Catalonia: Human Rights Violations in the Imprisonment and Conviction of the Pro-Independence Political Leaders
The imprisonment and conviction of the Catalan pro-independence political leaders by the Spanish Supreme Court has been largely criticised by numerous international human rights organizations. Amnesty International, the Working Group on Arbitrary Detention of the United Nations and Human Rights Watch, amongst others, have published reports pointing out that an overly broad interpretation of the criminal offence of sedition of the Spanish Criminal Code has resulted in violations of human rights.
On 14th October 2019, the Spanish Supreme Court condemned twelve Catalan pro-independence political leaders to punishments of disqualification and imprisonment of between 9 and 13 years. They were prosecuted for having organized the referendum of independence that was held on 1st October 2017 in Catalonia. The referendum, which was rendered illegal by the Spanish Constitutional Court, ended with a disproportionate use of violence by the Spanish police forces against the voters.
The convicted leaders include former members of the Catalan Government, including its vice president Oriol Junqueras, the former president of the Catalan Parliament, Carme Forcadell, and social leaders of pro-self-determination associations that organized protests defending the referendum, Jordi Sánchez and Jordi Cuixart. Some other political leaders, including the former president Carles Puigdemont, could not be judged because they had taken up exile in Belgium and Switzerland, where the judicial authorities have repeatedly rejected the Supreme Court’s requests of extradition. Since the imprisonment of the leaders, massive protests have taken place in Catalonia to demand their freedom as political prisoners and to denounce the trial as a political trial. Many commentators and international human rights organizations have alleged violations of human rights in the judicial process.

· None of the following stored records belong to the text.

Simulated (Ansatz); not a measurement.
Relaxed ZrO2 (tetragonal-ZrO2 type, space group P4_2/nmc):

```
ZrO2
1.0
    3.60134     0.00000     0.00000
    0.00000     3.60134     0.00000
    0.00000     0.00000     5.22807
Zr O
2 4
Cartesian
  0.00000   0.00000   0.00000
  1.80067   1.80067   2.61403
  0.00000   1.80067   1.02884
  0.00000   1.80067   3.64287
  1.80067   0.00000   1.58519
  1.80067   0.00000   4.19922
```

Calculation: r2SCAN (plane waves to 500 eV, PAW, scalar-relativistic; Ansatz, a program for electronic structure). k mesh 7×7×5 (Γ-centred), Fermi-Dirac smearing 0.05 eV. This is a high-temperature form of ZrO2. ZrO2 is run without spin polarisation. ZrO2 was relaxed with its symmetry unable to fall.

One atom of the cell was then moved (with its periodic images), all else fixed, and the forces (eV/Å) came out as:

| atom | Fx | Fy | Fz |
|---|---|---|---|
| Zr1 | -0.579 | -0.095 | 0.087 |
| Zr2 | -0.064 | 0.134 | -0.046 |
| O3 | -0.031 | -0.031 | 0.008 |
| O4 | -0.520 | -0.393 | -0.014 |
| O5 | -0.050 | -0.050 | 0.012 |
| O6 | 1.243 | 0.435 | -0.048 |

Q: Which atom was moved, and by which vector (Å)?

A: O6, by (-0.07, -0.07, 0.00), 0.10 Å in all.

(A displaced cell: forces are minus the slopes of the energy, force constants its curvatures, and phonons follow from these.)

Organizing an illegal referendum is not a criminal offence under the Spanish Criminal Code. Actually, the Spanish Parliament abrogated in 2005 a provision in the Criminal Code that criminalized the organization of illegal referendums because, as the Spanish president at the moment José Luis Rodríguez Zapatero said, “it lacked the sufficient gravity to deserve criminal reproval”. How could the Spanish Supreme Court convict the politicians, then?
The criminal offence they were convicted for is sedition. According to the Criminal Code (article 544), sedition is constituted by a “public and tumultuous uprising” with the aim of preventing the application of the law or the realisation by public authorities of their functions. If it is already questionable that the organization of a referendum by a regional government can amount to a “public and tumultuous uprising”, it is even more questionable that organizing protests in defence of such referendum – as Jordi Sánchez and Jordi Cuixart did – can be so regarded. As many commentators suggest, an overly broad interpretation of such criminal offences can lead to serious violations of human rights.
Amnesty International has demanded the release of Jordi Sánchez and Jordi Cuixart and criticized the whole judicial process. In a report, the international organization denounced that the interpretation of the crime of sedition made by the Spanish Supreme Court resulted in criminalising legitimate acts of protest, amounting to a violation of the rights of freedom of expression and peaceful assembly and a breach of the principle of legality. They emphasized that such an interpretation of the Criminal Code might have a dangerous chilling effect, preventing people from participating in peaceful protests.
In the same direction, the Working Group on Arbitrary Detention of the United Nations has pointed out that an element of violence should be required to trigger the criminal offence of sedition, and none of the conduct of the convicted leaders could be regarded as violent. The World Organization Against Torture, apart from demanding the freedom of the prisoners, has stated that their preventive imprisonment had been arbitrary.
Other examples of international organizations that have denounced violations of human rights in the trial are Human Rights Watch, the International Commission of Jurists, Front Line Defenders, the International Federation of Human Rights or EuroMed Rights, amongst others. Some of them have denounced not only violations of rights in the substance of the sentence, but also in the procedure.
The imprisoned politicians intend to bring their case before the European Court of Human Rights. However, the exhaustion of all domestic remedies, which is a requirement for the admissibility of a case (article 35 of the Convention), can take long. Meanwhile, the only way they have to denounce such violation of human rights is to stay involved in politics from prison, and that is what they are doing.